International Waters learning Exchange & Resource Network

7. Economic appraisal frameworks

Making decisions between alternative investments, projects or policies that affect the provision of ecosystem services often involves weighing up and comparing multiple costs and benefits that are measured in different metrics and are incurred at different locations and points in time. For example, the establishment of a new marine protected area might involve costs in terms of the purchase of coastal land, compensation of local communities, and on-going maintenance and enforcement costs; and benefits in terms of biodiversity conservation, recreational use and enhanced fish stocks. These costs and benefits are likely to be measured in different units, be incurred at different locations by different groups of stakeholders, and have different time profiles. Organising, comparing and aggregating information on such a complexity of impacts; and subsequently choosing between alternative options with different impact profiles requires a structured approach. Economic methods for assessment, evaluation or appraisal of complex decision contexts provide systems for structuring the information and factors that are relevant to a decision.
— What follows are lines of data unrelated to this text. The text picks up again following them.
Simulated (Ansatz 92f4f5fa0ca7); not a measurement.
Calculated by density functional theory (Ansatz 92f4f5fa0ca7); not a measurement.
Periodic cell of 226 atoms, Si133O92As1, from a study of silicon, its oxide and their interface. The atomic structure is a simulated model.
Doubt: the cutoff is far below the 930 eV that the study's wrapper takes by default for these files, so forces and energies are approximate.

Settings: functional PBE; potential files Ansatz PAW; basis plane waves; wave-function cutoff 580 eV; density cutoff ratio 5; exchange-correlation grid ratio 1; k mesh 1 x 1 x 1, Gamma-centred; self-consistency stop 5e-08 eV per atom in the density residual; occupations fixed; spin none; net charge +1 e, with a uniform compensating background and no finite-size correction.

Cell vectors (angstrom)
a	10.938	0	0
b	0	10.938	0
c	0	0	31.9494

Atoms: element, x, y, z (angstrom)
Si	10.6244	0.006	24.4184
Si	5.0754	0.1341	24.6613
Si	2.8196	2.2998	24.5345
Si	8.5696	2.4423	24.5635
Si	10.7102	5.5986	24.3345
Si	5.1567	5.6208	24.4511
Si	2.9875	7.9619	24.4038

There are a number of economic assessment methods available to help decision makers to structure the information and factors that are relevant to a decision and to select between alternative investments, projects or policies. The choice of which assessment method to use will largely be determined by the type of decision problem and the availability and nature of information related to each potential option. To understand the differences between economic assessment methods, we describe the procedural steps of each approach, which are often comparable yet differ in subtle ways.

For decisions that involve selecting between options to achieve a single specific goal (e.g. meeting a specified ecological standard, achieving a targeted coverage of protected area) and where all costs can be expressed in monetary terms, the cost-effectiveness analysis (CEA) method can be used. This approach therefore does not involve any assessment of what the benefits are of meeting the objective but only compares alternative options in terms of their costs.

When all the impacts of alternative options can be quantified in monetary terms, the most common economic assessment method is cost-benefit analysis (CBA). This assessment method involves summing up the value of the costs and benefits of each option and comparing options in terms of their net benefits (i.e. the extent to which benefits exceed costs).

In the situation that the relevant criteria (costs and benefits) to the decision cannot be expressed in monetary values, but can only be expressed in other units or in qualitative terms (i.e. impacts can be ranked in order of importance), multi-criteria analysis (MCA) is a useful assessment method.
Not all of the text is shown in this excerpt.